THE STORIES OTHERS TELL
Letter of July 2, 2015, from President Barack Obama to Bishop Michael Curry
Dear Bishop Curry,
As you prepare to begin serving as Presiding Bishop, I send warm congratulations. Since our nation’s earliest days, faith communities across our country have shown us how a willingness to believe and a dedication to care for others can enrich our lives. Your leadership over the years has reflected your powerful vision for a more inclusive tomorrow. Guided by your commitment to a future of greater compassion and opportunity, I trust you will continue to use your gifts to bring people of all faiths and backgrounds together to realize the America we know is possible. Again, congratulations. I wish you all the best.
Sincerely,
Barack Obama
“I think what we saw in that is that preaching is not a past art,” said Archbishop Welby, “that the use of language to communicate the good news of Jesus Christ just blew the place open. It was fantastic. And you could see people just caught up in it, and excited by it!”
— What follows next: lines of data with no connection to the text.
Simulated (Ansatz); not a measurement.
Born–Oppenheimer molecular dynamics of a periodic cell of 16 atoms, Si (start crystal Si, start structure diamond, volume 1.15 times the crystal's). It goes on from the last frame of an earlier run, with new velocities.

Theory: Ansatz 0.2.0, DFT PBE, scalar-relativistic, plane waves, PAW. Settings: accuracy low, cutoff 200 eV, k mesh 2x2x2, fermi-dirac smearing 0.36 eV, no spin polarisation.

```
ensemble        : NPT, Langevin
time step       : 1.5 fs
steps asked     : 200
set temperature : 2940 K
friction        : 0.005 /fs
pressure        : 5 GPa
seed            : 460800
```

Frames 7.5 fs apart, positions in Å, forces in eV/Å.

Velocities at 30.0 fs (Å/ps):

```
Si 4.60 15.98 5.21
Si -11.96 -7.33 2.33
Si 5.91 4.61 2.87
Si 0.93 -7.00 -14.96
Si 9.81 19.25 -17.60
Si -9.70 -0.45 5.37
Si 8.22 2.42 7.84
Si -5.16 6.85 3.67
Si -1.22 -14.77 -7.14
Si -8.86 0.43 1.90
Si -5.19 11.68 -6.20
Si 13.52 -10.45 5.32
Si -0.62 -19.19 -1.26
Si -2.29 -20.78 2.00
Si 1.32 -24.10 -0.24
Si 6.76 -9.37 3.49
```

The New York Times on Rev. Curry’s sermon at the wedding of Prince Harry and Meghan Markle
“Michael Bruce Curry, the presiding bishop of the Episcopal Church in the United States, delivered a searing, soaring 13-minute speech, imploring Christians to put love at the center of their spiritual and political lives. Until that moment, the ceremony had been quite staid, stuffy even, with only the mention of ‘sexual union’ to keep us on our toes.
“‘We must discover the power of love, the power, the redemptive power of love,’ he said. ‘And when we discover that we will be able to make of this old world a new world.’
“With its repetition and emphasis, his sermon drew upon the devices of Black ecclesiastical tradition. It was a striking contrast with the one delivered by Richard Chartres, the Bishop of London, at the royal wedding in 2011.”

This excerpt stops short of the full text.